For a winning combination of nature and culture, plus a maturing food scene that marries local produce with global perspective, there's no place like Cairns.
- Atherton Tablelands
- Tank Arts Centre
- Cairns Botanic Gardens
- Lively markets
- The Cassowary Coas
The northern capital of Queensland set between Townsville and Cape Tribulation, Cairns has long been the gateway for those heading to the Great Barrier Reef and Daintree Rainforest. But thanks to a burgeoning coffee and arts scene as well as a new buffet of refined eating and drinking dens, it's now a destination in its own right. Today's visitors get the same stunning coast where rainforest runs into reef – but with added local soul.
Where to eat
A town that once mainly catered to tourists now has a long list of well considered cafes, kitchens and bars where the locals hang out. Case in point is Caffiend on Grafton Street, a community cafe owned by Oliver James, who worked at Nu Nu in Palm Cove before starting his own coffee company, The Tattooed Sailor. Try the filter, cold drip or coffee milkshake served alongside chilli eggs or beef tacos – the meat is braised in java.

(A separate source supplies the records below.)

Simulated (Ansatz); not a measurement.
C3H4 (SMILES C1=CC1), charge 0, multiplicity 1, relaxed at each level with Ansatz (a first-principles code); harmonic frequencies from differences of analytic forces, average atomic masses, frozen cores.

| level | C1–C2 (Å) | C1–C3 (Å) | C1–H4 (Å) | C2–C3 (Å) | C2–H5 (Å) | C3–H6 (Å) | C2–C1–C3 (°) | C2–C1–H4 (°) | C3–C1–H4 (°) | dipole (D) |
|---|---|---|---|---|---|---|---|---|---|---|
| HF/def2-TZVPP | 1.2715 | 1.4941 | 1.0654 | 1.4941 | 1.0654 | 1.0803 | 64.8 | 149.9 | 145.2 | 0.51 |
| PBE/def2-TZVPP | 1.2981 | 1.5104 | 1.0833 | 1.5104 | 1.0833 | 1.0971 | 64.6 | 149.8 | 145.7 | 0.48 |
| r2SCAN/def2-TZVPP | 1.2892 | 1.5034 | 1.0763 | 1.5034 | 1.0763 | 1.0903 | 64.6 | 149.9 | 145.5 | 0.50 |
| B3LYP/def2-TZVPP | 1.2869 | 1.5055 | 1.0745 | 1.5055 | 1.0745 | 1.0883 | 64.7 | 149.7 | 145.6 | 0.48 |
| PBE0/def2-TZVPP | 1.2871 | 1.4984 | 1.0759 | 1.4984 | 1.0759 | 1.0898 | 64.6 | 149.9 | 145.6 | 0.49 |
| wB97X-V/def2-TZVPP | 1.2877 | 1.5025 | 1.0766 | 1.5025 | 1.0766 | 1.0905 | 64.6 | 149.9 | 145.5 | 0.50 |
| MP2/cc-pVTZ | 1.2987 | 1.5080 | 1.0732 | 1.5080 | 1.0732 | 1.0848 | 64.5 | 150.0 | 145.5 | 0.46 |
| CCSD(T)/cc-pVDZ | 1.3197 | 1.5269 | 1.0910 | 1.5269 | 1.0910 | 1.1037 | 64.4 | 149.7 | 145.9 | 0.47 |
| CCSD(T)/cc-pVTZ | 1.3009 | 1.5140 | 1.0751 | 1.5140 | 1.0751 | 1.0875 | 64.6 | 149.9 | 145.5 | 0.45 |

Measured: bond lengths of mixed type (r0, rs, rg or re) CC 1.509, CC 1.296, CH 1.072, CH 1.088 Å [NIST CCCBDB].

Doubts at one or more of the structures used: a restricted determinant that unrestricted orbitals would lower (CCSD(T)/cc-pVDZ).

For tapas paired with Aussie beers and wines or Latin style cocktails, head to Noa in the neighbourhood of Edge Hill. Or settle in to a day bed on the Balinese style deck at Salt House for a Summer Fling (Grey Goose, lime, passionfruit and apple juice) while live music fills the marina. If you’re craving a spin through the country, head to Mt Uncle Distillery in the Atherton Tablelands, where you can wash down wood fired pizzas with spirits distilled from local sugarcane and botanicals. On the way back to Cairns, stop off at Petals & Pinecones for a “milkshake on steroids”.
Where to play
The jumping off point for many a Great Barrier Reef excursion, the 3km long Cairns Esplanade is also a lively place to stick around. Little ones can splash in the saltwater lagoon and discover marine mammals and sharks up close at the Cairns Aquarium, which opened in late 2017. If you'd like to jump off Cairns' tallest viewing platform, you can head to Australia's only bungy site at Cairns Bungy Jumping where Members save $43. Or swing at speeds of 120km/hr on the Giant Jungle Swing where Members save up to $36.
Edge Hill still feels like a secret despite the dramatic mirrored entrance to the Cairns Botanic Gardens that reflects the surrounding trees. Inside is a vast collection of tropical palms, orchids, bamboo, bromeliads and fruit trees from Australia and Southeast Asia – including the rare Amorphophallus titanum (corpse flower), which can weigh up to 70kg and smell like rotting flesh.
Recover from your corpse sighting at the Tanks Arts Centre nearby, where World War II oil storage tanks host gallery shows, theatre productions and such musical talent as Michael Franti. Memorable day trips also abound, including the Cassowary Coast to the south, the Atherton Tablelands to the east, Kuranda and the Crystal Cascades closer to home, and all the treasures of the Great Barrier Reef, notably Fitzroy and Green Islands.
Where to shop
Fans of market shopping are in luck in Cairns. Every night once the sun goes down, the open air Cairns Night Markets fire up with more than 70 stalls hawking everything from pearls and opals to Indigenous crafts, organic fruit juice, and ethnic eats to a diverse crowd. Saturday also offers the family friendly Cairns Esplanade Markets during the day, featuring barbecue and play areas for kids intermixed with crafts, clothing, jewellery, pottery, skincare and leather goods.
The indoor Rusty's Markets (operating since 1975) is a weekend extravaganza of regional produce, international food and drinks - the Vietnamese iced coffees are second to none - bush tucker stalls staffed by Aboriginal and Torres Strait Islander proprietors, fashion and bric a brac. Nearly as historic are the Kuranda Original Rainforest Markets, an outdoor labyrinth of colourful, bohemian and eco conscious shops a half hour drive from Cairns. Less frequent but equally fantastic are the second Sunday of the month Holloways Beach Markets, set on the Casuarina Street foreshore, and the community minded Tanks Markets at the Tanks Arts Centre, held from April to November on the last Sunday of the monh.
Where to stay
Smack dab in the centre of Cairns, the NRMA Cairns Holiday Park caters to backpackers and veteran travellers who want to be close to the action of the Cairns Esplanade and marina but within a short drive from Kuranda and all the natural wonders of the World Heritage Daintree Rainforest and Great Barrier Reef. On top of powered and unpowered sites (some of them with private bathrooms), the park offers air conditioned studios, a saltwater swimming pool, free wifi and a fruit and herb garden to spice up your camp meal.